Choosing a brand name that is intriguing yet relevant is vital to a corporation’s future. This is to become the company’s hallmark; their brand identity.
Some organisations tout extremely clever and unique calling cards that represent the brand, its personality, and the services it offers flawlessly. Most brands, however, end up engineering a title that fits the company, but perhaps lack a certain amount of zest and intrigue. And then there are those that thought they had artfully shaped an ingenious name worthy of the world’s attention, but had actually concocted a recipe for outrage.
As these businesses have learned, it is highly advisable to have specialists provide feedback and clearance to any carefully crafted brand identities you wish to bestow upon your company to avoid public backlash, legal disputes, or to minimise customer resonance.
Check out these organisations whose names inspired significant outrage from the general public.
Iceland, the Supermarket
When most people hear the word ‘Iceland’, their first thought isn’t typically that of a grocer. One food retailer that carries the name is trying to change that, however, and has subsequently landed in some proverbial hot water.
Due to the fact that the British frozen foods dealer has been blocking local companies from using the word ‘Iceland’ to describe themselves, and has gone as far as pursuing – and winning – legal arguments over the matter, the Icelandic government has stepped in, taking legal action of its own.
The actions of the supermarket has affected many smaller businesses such as Clean Iceland or Iceland Gold, a fish supplier, who have both tried (and failed) to register their company names with the EU.
These kinds of shady practices have caused the Icelandic government to intervene after multiple attempts to negotiate and reason with the organisation, only to be met with ‘unrealistic and unacceptable’ expectations.
As of now, the grocer owns the European trademark to the word in question, but the Icelandic government believes the brand identity to be, ‘… exceptionally broad and ambiguous in definition, often rendering the country’s businesses unable to describe their products as Icelandic’. They therefore seek to strip the company of its trademark.
While the dispute is still ongoing, the supermarket’s PR representatives have taken to Twitter to post a series of tweets that clearly display that the company is not taking the matter seriously.
Just had an email from the Government of Turkey. Looks like being a very busy day putting up new signage for the Really Big Festive Poultry.

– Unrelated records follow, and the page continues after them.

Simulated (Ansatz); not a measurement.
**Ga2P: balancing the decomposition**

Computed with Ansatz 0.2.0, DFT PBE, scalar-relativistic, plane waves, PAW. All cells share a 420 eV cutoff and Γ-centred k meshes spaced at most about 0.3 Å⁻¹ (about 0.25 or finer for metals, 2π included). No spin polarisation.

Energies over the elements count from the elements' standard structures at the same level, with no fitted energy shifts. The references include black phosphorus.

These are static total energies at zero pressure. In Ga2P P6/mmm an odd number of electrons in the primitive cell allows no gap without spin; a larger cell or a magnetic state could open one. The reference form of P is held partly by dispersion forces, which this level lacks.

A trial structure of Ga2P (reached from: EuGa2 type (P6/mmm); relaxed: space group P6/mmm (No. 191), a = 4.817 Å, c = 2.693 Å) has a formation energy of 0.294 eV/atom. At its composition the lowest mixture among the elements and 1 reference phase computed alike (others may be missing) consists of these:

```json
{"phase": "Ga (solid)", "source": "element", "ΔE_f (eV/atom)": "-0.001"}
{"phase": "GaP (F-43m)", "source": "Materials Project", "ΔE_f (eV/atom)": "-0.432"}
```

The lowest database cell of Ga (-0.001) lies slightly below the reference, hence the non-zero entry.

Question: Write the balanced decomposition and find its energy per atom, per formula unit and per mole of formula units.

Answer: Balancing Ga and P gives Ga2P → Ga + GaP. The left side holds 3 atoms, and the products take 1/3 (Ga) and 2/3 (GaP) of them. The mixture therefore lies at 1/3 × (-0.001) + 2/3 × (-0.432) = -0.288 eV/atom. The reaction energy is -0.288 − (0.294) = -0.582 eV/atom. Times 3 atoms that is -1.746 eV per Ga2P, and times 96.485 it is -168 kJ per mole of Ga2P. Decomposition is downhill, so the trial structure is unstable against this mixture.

— Keith Hann (@keithhann) November 25, 2016
The grocer has been operating under the name for some time now, but has only garnered the negative attention after ownership changed hands and began aggressively pursuing any company that attempted to utilise its trademark.
Two Taquerias, One Bad Decision
Restaurants, in particular, are in need of creative names that reflect their offerings so that potential customers know what they serve. One Mexican-style eatery in San Francisco thought they had devised such a sobriquet, but ended up biting off more than they could chew.
In its first week of operation, the restaurant had to change its name, Bandidos, due to objections from the Mexican-American community as bandido refers to an outlaw, or bandit, and is seen as defamatory by those of Mexican heritage.
Those who were unhappy with the establishment’s choice sounded off on its Facebook page with a plethora of comments.
Shortly thereafter, the company’s owners, Jesse Woodward and Dana Gleim, took to social media to explain that they had not intended to offend or demean anyone and would be changing the name of the eatery to ‘Hecho’, which means ‘made’, as in ‘made in Mexico’.
In Arizona, another Mexican-style restaurant owner came under fire from a student group, Movimento Estudiantil Chicana/o de Aztlan, for its name, ‘Illegal Pete’s’.
The body of students wrote a letter to the eatery’s owner, urging him to change the name and informing him of the chain’s offensive nature. Additionally, a change.org petition was started to have the restaurant change its name or be banned from conducting business in Tucson, Arizona.
Despite the fact that Illegal Pete’s had been operating in Boulder, Colorado since 1995, the owner heard the complaints of the people, yet elected not to change the name because of the personal history that it holds for him. The owner, Pete, even went as far as to dedicate a page of the Illegal Pete’s website to explaining the controversy and the history behind the name.
The lesson here is that when choosing a brand name, it is best to stray from titles that could be construed as culturally insensitive.
Despite these poor naming decisions, there have been several instances when it was not the company’s fault for owning a bad brand label; time had merely turned the tables on them.
Back in the 1970’s and early 80’s, a hot, ‘appetite-suppressing’ candy was sold all over the U.S. It came in various flavours and was a smash hit success as one of the most sought after weight-loss products on the market in the 70’s. The name of the candy was Ayds. Yes, Ayds.
In 1981 when AIDS began to enter public consciousness, company CEO, Robert Berglass, thought that it was a small enough incident to be inconsequential to the brand’s wellbeing.
Fast forward to 1987, when the AIDS epidemic was in full swing, Mr. Berglass had changed his tune, stating, “Obviously, with a name like Ayds, we’ll have to do some re-marketing”.
The company devised a solution to save the company’s reputation by renaming the product to Diet Ayds.
The plan was obviously half-baked and shortly thereafter, the company crumbled into obscurity.
A similar fate befell another popular chocolate delight that had been in production since 1923. All had been going well for the oganisation until a terrorist group that shared a name with the sweet treat began to emerge. That group (and the candy), is of course, Isis.
Because of the damaging effects of the unintended association with the group, the company opted to drop the name in late 2014 for something more favourable; Libeert.
While forsaking a recognised brand name can often result in devastation for a corporation, in this instance, there was nothing that could be done and it did ultimately work out for the better.
Creating a brand identity and choosing a brand name is important. What is more important, however, is public perception of your business. If an organisation decides to go forth with a name that is unknowingly offensive, derogatory, or distasteful, the owners are likely to hear about it from the community. They will make their voices heard, not only through outlets like social media, but with their wallets as well.